Dorothy Hilf: Involved and Active

By Catherine Tolchin and Susan Samuels | Issue Date: August 2009

From left: Gert Litowitz and Dorothy Hilf. Photo: Channa CaminsMeet Dorothy Hilf: 102 years young and very much involved in the BJ community. Come to BJ’s lunch program on Thursday and you will see Dorothy in action, greeting guests, handing out food packages, laughing and talking with fellow volunteers and guests, eyes sparkling, full of energy and happy to be participating in this program that is so meaningful to her.

Each Shabbat you will see Dorothy sitting up front with her cousin Gert Litowitz and fellow-volunteer Rose Alpert and many other friends. Members of the congregation stop by to greet Dorothy, share a thought with her, and give her a hug.

Dorothy says she was attracted to BJ because of its vitality and vibrant sense of community. When she and her cousin Gert were looking for a new religious community to join, they decided to visit different synagogues each weekend: Orthodox, Conservative, and Reform. This openness to new experiences and search for meaningful ways to connect and be involved is fundamental to both Dorothy’s and Gert’s approach to life.

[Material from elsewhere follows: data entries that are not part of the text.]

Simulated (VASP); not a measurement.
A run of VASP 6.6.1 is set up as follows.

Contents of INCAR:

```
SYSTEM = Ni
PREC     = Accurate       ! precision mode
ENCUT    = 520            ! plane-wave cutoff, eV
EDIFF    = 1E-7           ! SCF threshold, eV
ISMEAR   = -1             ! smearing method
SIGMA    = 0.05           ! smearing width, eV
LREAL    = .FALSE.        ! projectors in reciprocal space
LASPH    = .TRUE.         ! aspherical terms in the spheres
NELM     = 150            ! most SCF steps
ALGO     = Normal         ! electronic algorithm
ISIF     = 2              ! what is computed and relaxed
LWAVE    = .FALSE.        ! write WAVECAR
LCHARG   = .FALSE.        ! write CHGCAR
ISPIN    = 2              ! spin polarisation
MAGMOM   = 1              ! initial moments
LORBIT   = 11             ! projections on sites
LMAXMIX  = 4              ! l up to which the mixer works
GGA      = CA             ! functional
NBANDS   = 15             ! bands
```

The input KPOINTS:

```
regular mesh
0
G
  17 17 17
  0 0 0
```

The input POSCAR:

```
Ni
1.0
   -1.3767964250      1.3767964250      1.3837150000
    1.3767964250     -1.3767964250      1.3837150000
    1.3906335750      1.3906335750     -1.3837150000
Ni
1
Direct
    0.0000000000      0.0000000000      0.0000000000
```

BJ was the fifth synagogue they visited. Immediately, they knew this was a perfect fit. They were drawn in by the warmth of the service and the friendliness of the people around them. Although Dorothy also belongs to an Orthodox synagogue, she likes being able to read the service in English at BJ. She also discovered that BJ had many activities outside of the religious service. First, she was drawn to the weekly discussion group after services to study the week’s Torah portion.

Looking for more, she learned about the BJ lunch program and was drawn to the idea of rolling up her sleeves to help those less fortunate—providing a nutritious lunch and socializing with guests in a warm and inviting environment.

This active involvement characterizes Dorothy and is related to the work she did as the Executive Director of ORT for 25 years.

Dorothy speaks with vivid enthusiasm about her years with ORT. She felt she was doing meaningful work, teaching Jewish people industrial skills so they could earn a living. She visited many countries and worked with governments to build schools that taught necessary skills to help people build meaningful lives. As if this weren’t enough, Dorothy went on to run a profitable handbag business with her husband for another 25 years.

When asked about her longevity, Dorothy says a big factor is to keep moving, doing, and being active. She says it is the combination of physical and mental activity that works for her, having the will and the courage to keep going.

Physically active in sports until her 80’s, she loved to ski, ice skate, and swim. She also has many interests that keep her engaged and active. Dorothy also remains intellectually engaged: she loves to read and looks forward every morning to her newspaper to find out what is going on in the world.

She has only one regret. For her hundredth birthday, she was given a computer, but didn’t use it and gave it to her granddaughter. Now she misses it. She feels there is so much for her yet to learn.

Her advice to the BJ community—get involved!